The appeal to the Court of Appeal

  1. Mr and Mrs Singh appealed to the Court of Appeal. The Court of Appeal concluded that Mr and Mrs Singh had properly been named as plaintiffs. It therefore allowed the appeal and ordered the case to be remitted to the High Court for the claim to be decided on its merits. The Court’s reasoning in the clear and comprehensive judgment of Jameel JA (with which the other members of the Court agreed) was that the insurers’ contention was diametrically opposed to both the admission in the Defence and the agreed fact that it was Mr and Mrs Singh who owned and operated the business trading as HIZZ & HERZ. Moreover, Ord 15 r 6 of the Rules of the High Court provided that no cause or matter should be defeated by reason of the misjoinder or nonjoinder of any party, and it gave the Court the power to order anyone who ought to have been joined as a party to be added as a party. The Court of Appeal took the view that if an objection was being taken to the misjoinder or nonjoinder of a party, that objection should be made at the earliest possible opportunity. In these circumstances, the insurers’ conduct in not raising their objection to the misjoinder of Mr and Mrs Singh and the nonjoinder of the Company – coupled with the admission in the Defence and the agreed facts – prevented the insurers from pursuing their objection.

17. I should add that only in one passage in Jameel JA’s judgment was any reference made to whether the evidence supported the judge’s conclusion that the Company was the proper plaintiff. In para 29 of the judgment, she said that the insurers knew at all times that they were dealing with natural persons behind the business, even if Mr and Mrs Singh had been the directors of the Company. But that begged the question which the High Court had had to decide. When running the business, had Mr and Mrs Singh been acting in their capacity as directors of the Company, or in their own right as the owners of the business?


The proper approach

18. The insurers now seek special leave to appeal to the Supreme Court. They want the judgment of the High Court to be restored. In written submissions in support of the petition, their solicitors relied heavily on well-known principles in company law – (a) the rule in Foss v Harbottle (1843) 2 Hare 46, a case known to all law students, that a company is a separate legal entity from its members, and only the company can sue to enforce rights which are those of the company, (b) the principle established in Salomon v Salomon and Co Ltd [1897] AC 22 that the company’s rights and duties are separate from the rights and duties of its directors and shareholders, and (c) the limited circumstances in which “the corporate veil” can be lifted. They contended that the Court of Appeal ignored these principles.
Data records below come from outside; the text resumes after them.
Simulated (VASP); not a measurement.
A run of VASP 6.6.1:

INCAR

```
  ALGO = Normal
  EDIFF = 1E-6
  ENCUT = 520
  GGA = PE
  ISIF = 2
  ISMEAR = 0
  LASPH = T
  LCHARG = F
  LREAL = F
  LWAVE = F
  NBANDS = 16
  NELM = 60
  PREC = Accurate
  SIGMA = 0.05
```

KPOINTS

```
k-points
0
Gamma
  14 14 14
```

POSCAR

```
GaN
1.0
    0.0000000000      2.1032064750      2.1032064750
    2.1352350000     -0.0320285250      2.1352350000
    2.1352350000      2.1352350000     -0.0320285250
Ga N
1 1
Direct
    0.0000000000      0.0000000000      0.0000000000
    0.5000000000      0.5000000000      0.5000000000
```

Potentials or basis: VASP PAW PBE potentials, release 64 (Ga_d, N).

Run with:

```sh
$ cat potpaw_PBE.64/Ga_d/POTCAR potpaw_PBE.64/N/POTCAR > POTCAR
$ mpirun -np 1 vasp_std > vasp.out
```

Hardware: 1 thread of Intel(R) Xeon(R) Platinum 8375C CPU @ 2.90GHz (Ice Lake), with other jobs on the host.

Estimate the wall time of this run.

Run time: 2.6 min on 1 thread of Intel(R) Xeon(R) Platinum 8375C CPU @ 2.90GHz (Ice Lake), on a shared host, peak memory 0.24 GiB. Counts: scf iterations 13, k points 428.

19. In my opinion, that criticism of the Court of Appeal is misplaced. It is incontrovertible that the cause of action on a policy of insurance vests in the insured, usually called the policy-holder. In the present case, the policy named HIZZ & HERZ as the insured. But HIZZ & HERZ was not a legal entity. It was merely a trading name. The insured was therefore whoever was trading as HIZZ & HERZ. The question was whether that was the Company or Mr and Mrs Singh. That depended on such evidence as the parties placed before the High Court. To say that the Court of Appeal erroneously lifted the corporate veil is a little unfair on the Court of Appeal. The Court of Appeal was alive to the fact that the Company and Mr and Mrs Singh were separate legal entities, and that it was necessary to identify which of them had been trading as HIZZ & HERZ. Its focus was on (a) whether it was open to the insurers to contend that Mr and Mrs Singh were not the proper plaintiffs, and (b) if it was still open to the insurers to advance that argument, whether the evidence showed that the Company was the proper plaintiff.

20. The difficulty for Mr and Mrs Singh was that their legal team had no idea prior to the trial that this issue was to be raised. Indeed, the admission in the Defence and the agreed facts would have led them to believe that there was no dispute that it was they who had been trading as HIZZ & HERZ, not the Company. The consequence was that their solicitors were wholly unprepared to meet the allegation that the Company was the proper plaintiff when it was raised at the trial. They were taken completely by surprise. Indeed, it looks as if the few exchanges at the trial on the topic may not have been enough to alert Mr and Mrs Singh’s solicitors that this was a live issue. No application had been made by the insurers’ solicitors to amend their Defence to take the point, nor had they applied to withdraw their admission in their Defence that Mr and Mrs Singh had been the policyholders, nor had they applied to resile from the agreed facts. Indeed, the fact that the Mr and Mrs Singh’s solicitors had not appreciated that it was being said that Mr and Mrs Singh were not the proper plaintiffs is borne out by the absence of any reference to the point in their written submissions after the conclusion of the evidence.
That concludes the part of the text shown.